The island’s best June visitor arrival figure since 1991 was a pleasant surprise to the top Kaua’i tourism official. “It’s a better number than I thought we were going to get,” said Sue Kanoho, executive director of the Kaua’i Visitors
The island’s best June visitor arrival figure since 1991 was a pleasant surprise to the top Kaua’i tourism official.
“It’s a better number than I thought we were going to get,” said Sue Kanoho, executive director of the Kaua’i Visitors Bureau, regarding the 103,558 June Kaua’i arrival figure as released by the state Department of Business, Economic Development & Tourism (DBEDT).

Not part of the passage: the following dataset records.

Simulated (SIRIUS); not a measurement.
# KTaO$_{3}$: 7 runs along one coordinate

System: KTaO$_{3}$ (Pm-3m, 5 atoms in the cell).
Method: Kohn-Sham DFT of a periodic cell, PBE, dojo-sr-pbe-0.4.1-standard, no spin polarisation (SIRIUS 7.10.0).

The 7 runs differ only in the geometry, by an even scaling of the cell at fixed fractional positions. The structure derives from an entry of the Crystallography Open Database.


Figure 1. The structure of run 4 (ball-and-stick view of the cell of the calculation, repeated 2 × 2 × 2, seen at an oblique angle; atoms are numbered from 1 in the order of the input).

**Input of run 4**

That number represents the island’s best June arrival figure since 1991, when 119,920 visitors came to the island. It also marked an increase of 4.5 percent compared to June 2000.
The 2001 June figure was powered in part by a 50 percent increase in the number of Japanese visitors (16,691 in June of this year, 11,131 in June 2000).
Kanoho warned earlier of the dangers of neglecting the Japanese market when that country’s economy was floundering and visitor numbers were down, and added last week that the efforts of Mayor Maryanne Kusaka and tourism industry leaders to cultivate that important market are paying off when the June figures are considered.
And the Japanese visitors still spend more per person per day on Kaua’i and in the state than any other single-country visitor group (nearly $215 a day by Hawai’i Tourism Authority targets, compared to around $170 a day for U.S. visitors).
Year-to-date Japanese visitors to Kaua’i are also up, 13.6 percent compared to 2000. The first six months this year, Kaua’i greeted 70,997 Japanese visitors, compared to 62,502 during the same period in 2000.
International visitors to Kaua’i in June totaled 19,691, an increase of 36.8 percent compared to June of last year. For the year-to-date, only international arrivals showed growth (101,430 visitors, up 7.3 percent over the first six months of 2000).
For the first six months of this year, 526,312 total arrivals were recorded on Kaua’i, off 1.5 percent compared to the same period last year.
June kicked off what Kanoho and others in the visitor industry on the island hope will be a robust summer, as fall and early winter advance bookings are lower than anticipated.
“The summer business hit strongly, and that’s a good thing,” she said. “The goal is to keep this up for summer, to get ahead of last year’s year-to-date totals, then hope for not too dull a fall,” said Kanoho.
Besides the Japanese arrival figures, Kanoho was also impressed with the U.S. east numbers, she said. U.S. east arrivals for June of this year were 36,399, up 1.3 percent compared to June 2000.
Numbers of U.S. east visitors to Kaua’i were up for the month among those visitors choosing to stay only on Kaua’i, but down for the first six months compared to the same period last year in both total U.S. east and Kaua’i-only U.S. east visitors.
The number of all visitors choosing to stay only on Kaua’i was off in June, and for the first half of this year, compared to the same periods in 2000.
The Kaua’i number of U.S. west visitors was off for the month and year, and down for Kaua’i-only U.S. west visitors in June as well. The Kaua’i-only figure for the first six months from U.S. west states (west of the Mississippi River) was up, though, 0.8 percent, to 116,315 compared to 115,389 recorded during the first six months last year.
Total airline seats to Kaua’i were up for June and the first six months of this year compared to the same period last year, with both scheduled and charter seats increasing in numbers.
In June of this year, 599,194 visitors came to Hawai’i.
Statewide, 3,409,050 visitors came to the islands for the first six months this year, down 1.5 percent from 2000’s best-ever totals but completely offset by a 1.5 percent increase in length of stay (nine days this year compared to 8.87 days in the same period in 2000).
“The fact that we have been able to maintain the overall performance of last year, despite the struggling economic profiles in our major tourism markets, highlights the expertise and hard work of the professionals we have operating and marketing tourism here in Hawai’i,” said DBEDT Director Dr. Seiji Naya.
“June’s arrival data conform with the continuing softening trend. We are, therefore, fortunate to see the strong first-half growth in California, our primary domestic market, in the face of a slow mainland economy,” Naya continued.
“We are also pleased with the exceptional first-half growth in student numbers, especially from the Asia-Pacific where we have focused our educational tourism efforts,” he said.